The OCX program is underway after many years of studies, requirements definition, and risk reduction efforts. On November 21, 2007, two $160 million OCX Phase A contracts were awarded by the U.S. Air Force (USAF) Space and Missile Systems Center to contractor teams led by Northrop Grumman and Raytheon. Each has 18 months to conduct System Design Reviews and develop a modernized capability engineering model that will support a final down-select to one contractor team in 2009. Both teams have completed successful System Requirements Reviews and are working towards System Design Review.
The Architectural Evolution Plan (AEP) currently provides the operational capability bridge to OCX. AEP supports global users with GPS services and maintains the Block II, IIR, IIR-M, and future IIF constellation until OCX comes on line. AEP successfully transitioned to 24/7 operations September 2007 (see “AEP Goes Operational,” June 2008 GPS World) thanks to the efforts of the United States Air Force, Boeing, Lockheed Martin, and the Aerospace Corporation. This team conducted “apples to apples” accuracy comparisons between the legacy Control Segment and AEP, ensuring a continuous, accurate worldwide service.

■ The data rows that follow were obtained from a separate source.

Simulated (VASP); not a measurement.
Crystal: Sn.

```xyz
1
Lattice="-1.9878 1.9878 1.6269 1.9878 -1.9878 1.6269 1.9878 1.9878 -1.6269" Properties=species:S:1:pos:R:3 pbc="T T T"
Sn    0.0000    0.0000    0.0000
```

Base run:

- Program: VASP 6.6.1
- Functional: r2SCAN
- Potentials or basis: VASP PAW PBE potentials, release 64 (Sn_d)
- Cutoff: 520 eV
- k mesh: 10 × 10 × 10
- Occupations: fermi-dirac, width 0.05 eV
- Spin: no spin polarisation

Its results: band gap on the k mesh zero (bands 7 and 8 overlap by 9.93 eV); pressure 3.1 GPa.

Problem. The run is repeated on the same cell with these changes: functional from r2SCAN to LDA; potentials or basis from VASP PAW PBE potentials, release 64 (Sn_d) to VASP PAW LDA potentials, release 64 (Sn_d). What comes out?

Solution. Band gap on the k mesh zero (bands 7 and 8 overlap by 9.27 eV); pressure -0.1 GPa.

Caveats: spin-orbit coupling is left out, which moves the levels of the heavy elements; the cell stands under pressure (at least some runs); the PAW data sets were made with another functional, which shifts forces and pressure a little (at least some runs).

AEP also continued the 20-year tradition of beating the GPS accuracy requirements that began with the original operational system. AEP provides 73 percent better Zero Age of Data User Range Error (ZAOD URE) than required. This level of performance was achievable thanks to the improvements already made by the Legacy Accuracy Improvement Initiative (see “New, Improved GPS,” March 2006 GPS World) and by AEP.
Prior to transition of OCX, it is critical that the Air Force and the OCX contractor team perform “apples to apples” accuracy comparisons between AEP and OCX. This will help ensure an uneventful transition, keeping the world’s navigation users safe and the GPS system continually operable. The detailed comparison effort must be planned from the beginning, with transition tools an integral part of the development and the analysis an integral part of the schedule.
OCX will bring greater information flow, not only from the outside world into the GPS Control Segment, but also vice versa. Today’s system is virtually closed, with only the navigation message (via satellite), NANUs/NOTAMs, and daily dilution of precision (DOP) plots provided for the general user. The GPS Operations Center (GPSOC) provides a ZAOD navigation service for military applications, removing the majority of GPS clock errors.
Newer, More Improved. OCX will provide easier access to more information for users, including military, commercial, and all forms of civilian use. Greatly improved user situational awareness of GPS performance, both current performance and predicted, will be available, as well as greater coordination capability with other GNSS and space-based augmentation system (SBAS) providers. This will yield a more precise capability to plan missions (for example, urban operations, car, river, and air travel) from availability, accuracy, integrity, and continuity standpoints, affording lower separation limits and higher traffic volume.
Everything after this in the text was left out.